ECO403 GDB Solution Fall 2012

The case:

Transport sector is an important component of an economy impacting on development and the welfare of populations. Transportation, either in the shape of road, rail or airlines is very important now a day. Different studies show a positive correlation between the growth of infrastructure and economic development. In many countries, rail is the primary and important mode of transportation. Railroad sector serves not just as an economic engine but as a part in the essential network of transportation in any economy. If we look at the transportation sector of China, over the next decade airport, road, bridges and railway construction will provide massive boost in the economy of China. According to a report, the top economic planner, the National Development and Reform Commission announced approval of 55 infrastructure projects ranging from subway lines to highways. Therefore, China’s government has approved 25 new railway projects showing that the government is ramping up the government spending to boost the weak economy.  For better understanding we see the comparative facts and figures of other economies. Most emerging economies invested only 3% to 5% of their gross domestic product on infrastructure in the 1990s and 2000s while, China invested 9% of their Gross Domestic Product.
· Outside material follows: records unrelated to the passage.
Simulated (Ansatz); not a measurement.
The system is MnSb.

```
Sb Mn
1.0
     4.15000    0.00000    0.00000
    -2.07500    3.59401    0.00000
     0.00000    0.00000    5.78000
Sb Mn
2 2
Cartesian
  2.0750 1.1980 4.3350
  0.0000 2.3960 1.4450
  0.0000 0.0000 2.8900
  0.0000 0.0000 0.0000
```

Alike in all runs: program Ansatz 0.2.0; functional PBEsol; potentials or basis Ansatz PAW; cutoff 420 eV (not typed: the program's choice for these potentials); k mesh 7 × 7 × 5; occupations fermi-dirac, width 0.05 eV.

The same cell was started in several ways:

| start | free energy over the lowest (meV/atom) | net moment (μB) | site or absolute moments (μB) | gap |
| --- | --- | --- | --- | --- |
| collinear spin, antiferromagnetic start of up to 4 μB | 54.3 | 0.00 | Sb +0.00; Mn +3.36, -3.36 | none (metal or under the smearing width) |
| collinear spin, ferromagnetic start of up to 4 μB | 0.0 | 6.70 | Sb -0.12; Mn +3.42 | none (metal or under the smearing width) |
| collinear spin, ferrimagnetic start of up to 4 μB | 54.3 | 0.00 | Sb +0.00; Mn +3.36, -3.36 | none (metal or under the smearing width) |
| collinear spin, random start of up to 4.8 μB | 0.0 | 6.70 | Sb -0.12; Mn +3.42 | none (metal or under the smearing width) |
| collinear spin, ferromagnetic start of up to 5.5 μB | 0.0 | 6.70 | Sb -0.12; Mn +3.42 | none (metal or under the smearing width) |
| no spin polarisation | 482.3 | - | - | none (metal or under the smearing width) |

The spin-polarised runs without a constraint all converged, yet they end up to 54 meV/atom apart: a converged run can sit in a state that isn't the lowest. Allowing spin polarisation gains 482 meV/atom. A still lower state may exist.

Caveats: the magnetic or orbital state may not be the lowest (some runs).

Being an economist, keeping in view the above scenario, analyze the impact of structural changes made by China’s Government on the gross domestic product of the China.


Transportation developments that have taken place since the beginning of the industrial revolution have been linked to growing economic opportunities. At each stage of human societal development, a particular transport mode has been developed or adapted. However, it has been observed that throughout history that no single transport has been solely responsible for economic growth. Instead, modes have been linked with the function and the geography in which growth was taking place. The first trade routes established a rudimentary system of distribution and transactions that would eventually be expanded by long distance maritime shipping networks and the setting of the first multinational corporations. Major flows of international migration that occurred since the 18th century were linked with the expansion of international and continental transport systems that radically shaped emerging economies such as in North America and Australia. Transport has played a catalytic role in these migrations, transforming the economic and social geography of many nations. Concomitantly, transportation has been a tool of territorial control and exploitation, particularly during the colonial era where resource-based transport systems supported the extraction of commodities in the developing world and forwarded them to the industrializing nations of the time. More recently, port development, particularly container ports, has been of strategic interest as a tool of integration to the global economy as the case of China.